Tuesday, August 07, 2012

Built By Obama: What You See Is Not What You Get

The dark side of Obama's statement: collective achievement equals collective punishment



As Obama's "you didn't build that" quote is being probed and analyzed, I'd like to point out that the idea of redistributing other people's achievements is only a tip of an enormous ideological iceberg. Its invisible foundation sinks deep into the murky depths underneath the floating wreckage of American values.

Lest we take Obama's words out of context and are accused of "swift-quoting," let's review the full passage. Speaking at a campaign stop in Roanoke, Va., on July 13th, Barack Obama said:

"If you were successful, somebody along the line gave you some help. There was a great teacher somewhere in your life. Somebody helped to create this unbelievable American system that we have that allowed you to thrive. Somebody invested in roads and bridges. If you've got a business, you didn't build that. Somebody else made that happen. The Internet didn't get invented on its own. Government research created the Internet so that all the companies could make money off the Internet. The point is, when we succeed, we succeed because of our individual initiative, but also because we do things together."
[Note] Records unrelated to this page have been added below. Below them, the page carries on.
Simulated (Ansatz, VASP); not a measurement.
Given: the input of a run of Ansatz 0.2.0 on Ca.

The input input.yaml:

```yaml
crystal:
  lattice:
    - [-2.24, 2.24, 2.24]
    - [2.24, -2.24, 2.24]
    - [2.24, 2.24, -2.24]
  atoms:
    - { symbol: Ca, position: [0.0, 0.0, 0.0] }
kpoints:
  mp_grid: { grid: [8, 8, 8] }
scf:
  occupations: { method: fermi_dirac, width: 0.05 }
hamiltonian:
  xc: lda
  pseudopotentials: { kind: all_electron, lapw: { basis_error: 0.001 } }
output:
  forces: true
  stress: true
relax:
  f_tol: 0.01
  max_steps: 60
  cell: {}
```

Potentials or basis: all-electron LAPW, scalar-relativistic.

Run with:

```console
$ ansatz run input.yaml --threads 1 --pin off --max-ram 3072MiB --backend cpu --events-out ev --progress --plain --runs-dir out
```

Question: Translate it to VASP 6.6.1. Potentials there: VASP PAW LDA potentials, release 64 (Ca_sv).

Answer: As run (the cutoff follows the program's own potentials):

A friend with a PhD in mathematics made this comment: "We scientists say that in order to make an apple pie from scratch, you must first build the universe - and that takes about four billion years. But that doesn't mean we can't build anything new from existing resources. So telling a businessman 'you didn't build that' is pure sophistry. Such phrases have always been a preamble to looting. Coming from the President, it's chilling."

Now let's put on our intellectual scuba gear to explore what lies beneath Obama's superficial altruistic bragging, which until now has served him as an unsinkable platform.

Apart from the simple untruth that "government created the Internet," Obama's words boil down to the old collectivist bromide that the individual is nothing without the society and the state. As one would expect, Obama didn't come up with it on his own. Standing on the shoulders of his collectivist predecessors, he ineptly restated Mussolini's motto: "All individuals or groups are relative, only to be conceived in their relation to the State." And Benito's fellow collectivist Adolf Hitler agrees: "Our nation can achieve permanent health only from within on the basis of the principle: The common interest before self-interest."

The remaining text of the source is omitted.